It's not enough to worship the Earth. People must organize to force governments to make the regulatory changes necessary to fight climate change, argues David Cox in the Guardian.
The real problem is that no amount of action on the part of a committed minority will ever do the trick.
Most of the world's infidels will never convert to the faith. Anathematising them may warm the hearts of the faithful, but it will not change the miscreants' pagan ways. The only thing that could achieve this is a far-reaching programme of compulsion. And that could be engineered only by the world's governments.
At present, these governments have yet to rise to this challenge on anything like a sufficient scale. It may be that they never will. However, if they are to be prodded into taking the necessary measures, more will be required than the piety of a sanctimonious few. It will take relentless political action.

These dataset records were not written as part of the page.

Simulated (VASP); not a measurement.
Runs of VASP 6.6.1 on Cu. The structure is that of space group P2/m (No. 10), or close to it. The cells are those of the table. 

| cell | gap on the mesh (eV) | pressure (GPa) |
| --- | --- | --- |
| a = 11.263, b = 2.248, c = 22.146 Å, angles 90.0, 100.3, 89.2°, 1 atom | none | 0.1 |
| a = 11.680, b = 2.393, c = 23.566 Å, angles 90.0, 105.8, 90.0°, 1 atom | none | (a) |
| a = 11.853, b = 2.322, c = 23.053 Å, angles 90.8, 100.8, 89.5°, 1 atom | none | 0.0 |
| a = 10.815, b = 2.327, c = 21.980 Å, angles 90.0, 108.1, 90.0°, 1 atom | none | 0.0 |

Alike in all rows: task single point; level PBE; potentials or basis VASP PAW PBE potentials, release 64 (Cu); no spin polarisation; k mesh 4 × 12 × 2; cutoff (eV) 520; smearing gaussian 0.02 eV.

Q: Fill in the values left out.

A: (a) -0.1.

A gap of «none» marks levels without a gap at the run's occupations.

Sadly, politics enjoys none of the charisma that once more attends religion. On the contrary, its machinations are everywhere abominated. These days, those concerned with self-image and social standing want nothing to do with the wearisome and unlovely grind that constitutes political activism.
It is therefore understandable that professed champions of the atmosphere should avoid humdrum agitprop, and opt instead for a combination of modest self-chastisement and preening self-righteousness. Yet, by putting piety before politics, they doom their cause.
Earth worship may make the worshippers feel better. The Earth, however, needs something more.